What can we do, as a society, to prevent children becoming victims of divorce
When I look at the piles of garbage we throw away each day, waiting for the garbage collectors to come and pick it up, I realise what a throw-away society we live in. Everything is replacable. If the TV breaks, we dump it and buy a new one. When the xbox packed up, we replaced it with an xbox 360. After we buy something, there is always a newer and better model that comes out that we hanker for. Nothing is permanent anymore, and this has definitely filtered through into family relationships.
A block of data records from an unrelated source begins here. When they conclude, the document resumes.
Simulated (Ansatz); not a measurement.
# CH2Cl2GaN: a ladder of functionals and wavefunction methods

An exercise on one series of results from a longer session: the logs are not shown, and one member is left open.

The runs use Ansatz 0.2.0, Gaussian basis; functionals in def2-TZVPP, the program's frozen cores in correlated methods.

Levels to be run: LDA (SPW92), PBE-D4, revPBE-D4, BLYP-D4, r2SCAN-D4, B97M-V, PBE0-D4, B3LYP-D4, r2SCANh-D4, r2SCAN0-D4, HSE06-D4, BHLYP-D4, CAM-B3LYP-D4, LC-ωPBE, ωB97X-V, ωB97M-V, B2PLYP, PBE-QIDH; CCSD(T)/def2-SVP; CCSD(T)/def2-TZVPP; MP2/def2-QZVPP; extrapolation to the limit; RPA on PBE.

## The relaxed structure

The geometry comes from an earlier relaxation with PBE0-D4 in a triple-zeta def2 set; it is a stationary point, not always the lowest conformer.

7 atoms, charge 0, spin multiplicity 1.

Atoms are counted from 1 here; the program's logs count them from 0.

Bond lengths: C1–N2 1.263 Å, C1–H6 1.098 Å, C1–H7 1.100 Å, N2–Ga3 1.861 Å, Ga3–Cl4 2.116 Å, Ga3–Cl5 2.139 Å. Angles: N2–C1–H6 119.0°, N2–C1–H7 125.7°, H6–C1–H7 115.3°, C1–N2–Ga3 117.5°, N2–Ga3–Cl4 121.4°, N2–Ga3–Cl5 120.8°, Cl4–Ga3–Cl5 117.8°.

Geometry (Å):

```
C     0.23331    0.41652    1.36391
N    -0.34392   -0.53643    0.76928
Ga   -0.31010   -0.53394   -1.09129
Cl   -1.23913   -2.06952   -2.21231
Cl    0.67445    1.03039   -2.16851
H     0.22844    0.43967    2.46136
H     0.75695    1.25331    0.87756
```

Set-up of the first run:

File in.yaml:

There is no more 'until death do us part' like in the old days. Now, at the first sign of hardship, marriages and relationships end. In this current global crisis, when money is tight, then love goes out the window. No more do we face uncertain times together, no more do families stand united. If it doesn't work, throw it away, don't bother to fix it. We do the same with reationships. People don't work at marriages anymore. And, the biggest victims of our new 'throw-away society' approach, are the children. The innocent children who never asked to be born. Products of a night of passion. Pawns being tossed off the chessboard in a marital battleground.
Unfortunately, there is no quick-fix for this problem. There is not much that society can do to stop it, because society is the problem. The break down of the old traditional family values, the aversion many of our youth now have to marriage because of what they have witnessed growing up, the propensity of junk food which has replaced the old sit-down family dinners, the ease of replacing things which are broken, all have contributed to the breakdown of the family unit. In the old days, if you wanted children, you got married. Nowadays, children are no longer synonomous with marriage. The result of this, is that people are no longer as committed to each other as they once were in the 'till death do us part' days. You can walk out at any time, especially if you are not tied to the relationship with some kind of nuptial contract. Parents fight over children. Look at the whole Britney-debacle and the break-ups of some of the other famous celebs and child custody battles. Children are the ones that suffer. They observe that if you have a disagreement, you leave and don't try to fix it. They become spoilt and over-indulged by parents vying for their love and favouritism, and also parents trying to hide their guilt at robbing their children of both parents. Children develop problems with behavior, attention-seeking as they look for consistency in their families. However, having said all that, if a child is exposed to an abusive marriage or relationship, then it is best for them to get as far away from that setting as possible, as it has been proven that there is a cycle of abuse. Many children who are abused, become abusers themselves.
At the end of the day, there is really nothing society can do or say to stop families and marriages from becoming obsolete. People will do what they want and what is best or easiest for them. Although, it is said that when family units break up then that signals the end of a civilization. Maybe, we are already in a new civilization - the technology-crazy throw- away society civilization.